At the time of The Golden Age‘s original première in 1985, we talked about multiculturalism. Thirty one years on, that buzzword has evolved into the contemporary concern for diversity, and a real need for societies to address pervasive inequities, whether they be surreptitious or conspicuous. Since the middle of the previous century, we have seen the rise of political agitation, most significantly in the realms of race, gender and sexuality, that attempt to remedy the injustices of the world, to varying degrees of success.
In Louis Nowra’s play, two cultures collide, with one being an overwhelming and dominating force that instinctively requires anything contradictory to surrender, assimilate and conform. The other is a community of six people, a lost tribe descended from outcasts in the Tasmanian wilderness, admittedly rustic but undeniably peaceful. The idea of an Australian mainstream is explored bitingly by Nowra, who juxtaposes what we have come to think of as normal, against something quite literally extraordinary, to expose the systemic failings of the way we organise life, in the belief that our idea of civilisation is the only one legitimate and proper. The Golden Age reveals how we fight tooth and nail to hold up an ideal that is ultimately of service to no one, and that has an appetite for destruction so voracious that it causes devastation even unto itself.
We can interpret Nowra’s writing in a myriad ways, and apply his parable to any context of power imbalance, but its relevance to the immediate and pressing matter of Aboriginal lives in colonial Australia cannot be ignored. The subjugation of The Golden Age‘s lost tribe, in the name of protecting them, is a painful parallel to the many governmental initiatives that have transpired and continue to be devised, claiming to be in the best interest of our First Peoples. The way power disguises its self-serving objectives behind façades of charity and convenient slogans like “the greater good”, is scathingly deconstructed and laid bare in this production by director Kip Williams. This is highly complex theatre, yet Williams delivers nuance, clarity and power while retaining the poetic, and challenging, spirit of Nowra’s writing.
Williams’s show is profoundly hypnotic, coalesced with brilliant dramatic chemistry and an air of intriguing mystery so fierce that we are left still wanting more after its generous three-hour duration. The Golden Age works on all levels; entertaining, emotional, spiritual, intelligent and meaningful, it fulfils everything the theatregoer wishes to experience, and leaves an impressive political message that implicates every one of us. David Fleischer’s design brings beauty, both raw and refined, to the stage, along with surprisingly flexible spacial configurations that provide excellent variety for the many scene transitions. Sound and music by Max Lyandvert is the clandestine master manipulator of atmosphere and the author of the show’s sublime mythical dimension. He works with our imagination to take us to wondrous spaces never before encountered, but are viscerally familiar. The aesthetics of the production is dreamlike, simultaneously splendid and cruel, almost quintessentially Australian, but completely enchanting.

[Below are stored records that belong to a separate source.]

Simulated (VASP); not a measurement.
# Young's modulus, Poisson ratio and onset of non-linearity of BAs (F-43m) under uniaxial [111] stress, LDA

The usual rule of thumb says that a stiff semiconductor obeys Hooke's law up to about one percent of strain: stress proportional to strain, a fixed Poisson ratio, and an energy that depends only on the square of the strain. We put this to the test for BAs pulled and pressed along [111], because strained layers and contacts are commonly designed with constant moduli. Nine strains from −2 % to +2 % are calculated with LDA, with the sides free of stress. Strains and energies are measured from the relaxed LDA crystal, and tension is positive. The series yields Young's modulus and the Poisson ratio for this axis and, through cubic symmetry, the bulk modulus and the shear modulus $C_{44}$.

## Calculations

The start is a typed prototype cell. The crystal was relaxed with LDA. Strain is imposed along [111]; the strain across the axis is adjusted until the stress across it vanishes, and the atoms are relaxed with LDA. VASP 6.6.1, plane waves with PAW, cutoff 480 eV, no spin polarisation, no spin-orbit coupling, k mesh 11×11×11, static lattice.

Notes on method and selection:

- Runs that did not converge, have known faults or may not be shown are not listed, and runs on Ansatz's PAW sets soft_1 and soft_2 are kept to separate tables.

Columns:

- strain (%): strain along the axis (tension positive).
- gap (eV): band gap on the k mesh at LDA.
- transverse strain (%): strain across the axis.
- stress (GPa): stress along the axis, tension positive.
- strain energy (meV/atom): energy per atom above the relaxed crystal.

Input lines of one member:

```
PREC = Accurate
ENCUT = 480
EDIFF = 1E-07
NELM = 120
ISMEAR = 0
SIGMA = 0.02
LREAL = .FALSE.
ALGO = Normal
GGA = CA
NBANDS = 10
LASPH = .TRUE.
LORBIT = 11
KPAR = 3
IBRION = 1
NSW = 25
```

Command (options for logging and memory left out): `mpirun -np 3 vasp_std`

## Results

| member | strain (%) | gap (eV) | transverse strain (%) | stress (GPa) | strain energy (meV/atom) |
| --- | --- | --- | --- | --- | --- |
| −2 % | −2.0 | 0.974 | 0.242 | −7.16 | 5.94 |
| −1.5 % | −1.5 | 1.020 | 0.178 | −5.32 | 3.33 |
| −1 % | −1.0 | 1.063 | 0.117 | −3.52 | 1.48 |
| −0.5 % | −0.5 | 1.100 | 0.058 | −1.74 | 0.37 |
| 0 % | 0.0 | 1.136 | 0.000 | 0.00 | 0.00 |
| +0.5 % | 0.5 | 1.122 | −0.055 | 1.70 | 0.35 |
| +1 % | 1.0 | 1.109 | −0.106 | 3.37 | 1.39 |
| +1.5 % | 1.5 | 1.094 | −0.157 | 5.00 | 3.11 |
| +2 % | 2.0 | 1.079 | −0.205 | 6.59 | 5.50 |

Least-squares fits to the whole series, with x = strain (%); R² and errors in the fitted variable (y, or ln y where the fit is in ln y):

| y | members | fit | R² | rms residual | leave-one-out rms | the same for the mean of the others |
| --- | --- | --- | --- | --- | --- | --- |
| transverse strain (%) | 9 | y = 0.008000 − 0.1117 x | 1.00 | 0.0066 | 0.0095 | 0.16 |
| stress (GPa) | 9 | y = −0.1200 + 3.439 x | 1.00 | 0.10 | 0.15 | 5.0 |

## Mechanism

The cast is ethnically diverse, with several actors playing parts that are of different races to their own (an oddity for Australian theatre even though we are well into the 21st century). Ursula Yovich as Elizabeth Archer in particular, performs with great acerbity, her character’s increasingly oppressive European presence in the play. Yovich’s utterances of prejudicial statements resonate with startling potency, perhaps informed by the actor’s personal experiences as an Indigenous woman. The heart wrenching lead role Betsheb is played by Rarriwuy Hick, who provides a focused and strong centre to the piece. She balances Betsheb’s wildness with a natural warmth to deliver an endearing personality responsible for the show’s many poignant moments. Brandon McClelland is similarly likeable, creating a Francis that is agile and vibrant, with an emotional depth that makes relationships believable. He figures between both sides of the story’s cultural divide, and is convincing throughout.
The flaws in dominant ideologies stare at us straight in the face every day, but most of us accept them as par for the course. Along with that sense of resignation, many underprivileged lives are allowed to remain in disadvantage, injustice, and hardship. In The Golden Age, the powerful are with the assumption that alternatives will be detrimental to their personal lives, and the powerless suffer the consequences of being outsmarted and outnumbered. There are many occasions in Australia today that we think of the need for a revolution, but our majority is crippled with fear, and the minorities are left in sacrifice. Things can change, and they do change, but with each appearance of sensational work like this, our minds are enlightened and refreshed, and a new sense of urgency can be ignited.